Not helped by many of the types over time having been built with separate versions for 3Kv DC and 25Kv AC, different class numbers but using the same bodyshells. The Trans-Siberian is basically DC west of Mariinsk and AC east of there. For each of the loco types there are commonly different livery variations in use, which I have always thought reflected the division it belonged to.
Soviet-era passenger locos (and for the decade or more after Perestroika when none were acquired) were all built in Czechoslovakia by Skoda, this is what class ChS (ЧС in Cyrillic) stands for, there were different body styles (both AC and DC) but they have a certain high-set cab similarity. Most are still around.
Can't say that I know the ID of that second one, but they look cool too.

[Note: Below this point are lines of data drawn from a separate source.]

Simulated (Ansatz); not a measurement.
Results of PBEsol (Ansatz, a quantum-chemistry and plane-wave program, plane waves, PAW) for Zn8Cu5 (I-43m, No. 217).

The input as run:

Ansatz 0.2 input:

That's an EP1M (ЭП1М in Cyrillic), the current passenger type in production with a single-piece windscreen (great styling idea, until you see the cost of replacing one when broken ...), built at Novocherkassk works, near Rostov, the first non Czech-built passenger loco since probably WW2 EP1 = Electric Passenger design 1; Russian classes are pretty simple. The original EP1 was pretty much in the body of the electric freight loco, of which Novo had built thousands over many years, the M variant has a new body and cab. It's not unknown for Russian types to change cab styles radically, the old long-running suburban passenger "Elektrichka" with the 1950s space-rocket classical front profile later got replaced by something a lot flatter and plainer.
The big high-up roof mountings on Russian electric locos are winterisation equipment, hopefully (but not always) beyond the snow!